If you ask ten United States gold coin experts what the most important pedigrees are, you are certain to have the Bass collection mentioned nearly every time. Clearly, the Bass collection was among the greatest collections of United States gold ever assembled. But I’ve learned a dirty little secret about some of the Bass coins that I’d like to share with you.

Harry Bass was a pretty compulsive buyer and many of his coins came from the major auctions of the 1960’s and 1970’s. When these coins were shipped to Harry, they were enclosed in the clear plastic “flips” that were popular during this era. What we now know is that these flips were made with polyvinylchloride (or PVC) which is an oil-based chemical that imparts a residue on coins.

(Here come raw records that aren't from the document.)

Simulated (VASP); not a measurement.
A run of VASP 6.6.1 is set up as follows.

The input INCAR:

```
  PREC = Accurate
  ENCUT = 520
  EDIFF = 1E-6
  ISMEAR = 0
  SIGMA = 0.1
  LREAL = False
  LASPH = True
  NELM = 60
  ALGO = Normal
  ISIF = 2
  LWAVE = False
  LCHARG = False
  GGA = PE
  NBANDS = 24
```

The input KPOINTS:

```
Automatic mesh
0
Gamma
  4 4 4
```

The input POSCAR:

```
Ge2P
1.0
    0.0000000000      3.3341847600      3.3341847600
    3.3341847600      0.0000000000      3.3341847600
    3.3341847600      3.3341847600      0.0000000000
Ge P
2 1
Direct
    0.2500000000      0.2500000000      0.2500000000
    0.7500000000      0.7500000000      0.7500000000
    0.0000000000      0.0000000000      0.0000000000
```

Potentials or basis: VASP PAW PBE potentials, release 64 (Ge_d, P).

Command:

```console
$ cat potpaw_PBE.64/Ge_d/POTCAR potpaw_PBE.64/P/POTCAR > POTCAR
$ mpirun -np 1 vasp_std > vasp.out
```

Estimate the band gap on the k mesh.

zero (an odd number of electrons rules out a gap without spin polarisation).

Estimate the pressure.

I don’t know this for a fact but I believe that many of the Bass coins were stored in PVC flips for many years; in some cases as long as two or even three decades. During this period, a lot of PVC “grime” got onto the surfaces of the Bass coins.

So how can you tell if a Bass coin has PVC grime on it? Generally, gold coins with this residue develop a sort of cloudy whitish film that seems to become thicker with the passing of time.

The coins that appear to have the most noticeable residue are in PCGS holders and have “original” Bass pedigrees. If a Bass coin was removed from its original holder but resubmitted later to PCGS (in an attempt to upgrade it) it was still given a Bass pedigree but to distinguish it, it was designated as “Bass” on the insert by PCGS. Coins that are in their original “first generation” Bass holder have a pedigree on the insert that states “Harry W. Bass Collection.” There are also NGC coins that have Bass pedigrees. These were in the Bass collection but were cracked out of their original holders. Ironically, I have never seen an NGC Bass gold coin with any PVC grime on its surfaces.

How serious of a problem is this PVC? I am not a chemist and would defer the chemistry-related issues inherent to this question to someone else. From what I do know about gold, it is a very inert metal and one that is far more forgiving than, say, silver or copper. If the Bass collection had been copper coins and they had been stored in PVC flips for years, I think the coins would have been at considerable risk. Being gold coins, I think they were at far less risk. I’m not certain if the residue from these plastic flips did any long term damage but in the instances that I have seen coins on which the residue was removed, the underlying surfaces seemed just fine.

For me, the biggest problem with these coins is aesthetics. Some of the Bass coins in their original holders that I have seen with this PVC grime simply aren’t very attractive. If you purchased coins from the Bass sales in 1999-2000 and you haven’t inspected them recently, I’d suggest you take a quick peek and see how they look.